One of the reasons we stopped liking Harry Hill quite as much is down to a recent interview on Five Live, he was asked why TV Burp had stopped poking fun at BBC Three’s Freaky Eaters. His reply was along the lines of “it’s awful, that’s why. And I’m paying for it!” Well, sorry to break this to you Harry. The people who watch BBC Three pay their licence fee, too. They’re paying for the things they like, you’re paying for the things you like. Oddly, considering “young people are always moaning, they don’t know how lucky they are!”, we never really hear fans of Spendaholics or Being Human complaining about their licence fee funding coverage of The Chelsea Flower Show or Countryfile, but whenever the Beeb send a team off to Glasto to capture around sixty hours of entertainment for less than the price of two hours drama, it’s as if the ghost of Sir Hugh Greene is personally sneaking into the houses of Daily Mail readers and rifling through their handbags.

image

“SACK CHRIS MOYLES! THAT’LL PAY FOR A DOZEN BBC FOURSES.”

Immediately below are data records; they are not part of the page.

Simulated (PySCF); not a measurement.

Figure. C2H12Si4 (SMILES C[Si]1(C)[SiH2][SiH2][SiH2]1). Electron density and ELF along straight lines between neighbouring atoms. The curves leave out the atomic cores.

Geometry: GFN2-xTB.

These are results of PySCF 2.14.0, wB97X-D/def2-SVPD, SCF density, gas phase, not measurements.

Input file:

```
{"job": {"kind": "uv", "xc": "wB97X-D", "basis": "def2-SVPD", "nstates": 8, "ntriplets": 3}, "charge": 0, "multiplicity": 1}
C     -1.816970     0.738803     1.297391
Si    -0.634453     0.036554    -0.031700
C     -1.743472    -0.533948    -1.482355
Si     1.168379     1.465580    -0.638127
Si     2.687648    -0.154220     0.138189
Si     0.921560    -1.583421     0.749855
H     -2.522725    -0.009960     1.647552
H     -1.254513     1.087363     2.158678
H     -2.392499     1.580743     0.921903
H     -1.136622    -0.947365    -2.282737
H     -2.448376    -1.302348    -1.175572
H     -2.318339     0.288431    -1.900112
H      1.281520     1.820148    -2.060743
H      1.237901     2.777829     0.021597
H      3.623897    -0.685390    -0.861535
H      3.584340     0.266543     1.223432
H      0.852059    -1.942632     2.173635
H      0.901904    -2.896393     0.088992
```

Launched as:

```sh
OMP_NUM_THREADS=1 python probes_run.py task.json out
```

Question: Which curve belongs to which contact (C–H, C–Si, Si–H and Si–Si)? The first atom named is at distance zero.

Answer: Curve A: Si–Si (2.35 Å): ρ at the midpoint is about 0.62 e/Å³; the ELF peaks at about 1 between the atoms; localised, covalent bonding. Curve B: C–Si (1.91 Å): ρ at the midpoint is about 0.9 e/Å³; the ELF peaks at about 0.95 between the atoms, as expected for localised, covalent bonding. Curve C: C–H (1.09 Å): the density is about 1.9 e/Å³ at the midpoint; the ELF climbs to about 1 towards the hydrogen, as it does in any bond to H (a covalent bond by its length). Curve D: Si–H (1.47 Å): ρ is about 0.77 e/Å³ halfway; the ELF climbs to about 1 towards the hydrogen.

Much as we dislike Radio One’s self-satisfied money vacuum, millions of people do like him. And his contract is reportedly due to end soon, anyway. Hey, if you wanted Chris Moyles off the radio, you should have watched the eighteen different attempts to make him a TV star in numbers larger than piss-all. By the time he realised he wasn’t suited to it, Nick Grimshaw or someone would be sitting in his DJ chair.

“WAH WAH WAH THE BBC LICENCE FEE IS BAD AND WRONG ANYWAY WHY SHOULD I HAVE TO PAY MONEY TO HAVE COMMUNISM LITERALLY INJECTED INTO MY EYES EVERY NIGHT?”

See this?

image

That’s you that is, you absolute flapping gibbons. As we’ve said before, for the first time in history you CAN legally watch telly without a TV licence. Buy a plasma or LCD screen that doesn’t have a digital tuner built-in. Connect a PlayStation 3, Xbox 360 or computer to it, and use online services to watch catch-up content from a variety of UK television providers* on it. Hey presto, you don’t own a device capable of receiving a ‘live’ television signal, so you don’t need a TV licence. AND what’s more, the includes anything the BBC have put on iPlayer – if you’re not watching it go out live, you don’t have to pay a penny, and it’s all legal. Us licence fee payers are the ones paying for your entertainment now. And guess what – we don’t resent you for it. Not a bit. Enjoy. Be entertained. We’re not selfish, entitled dicks, you see.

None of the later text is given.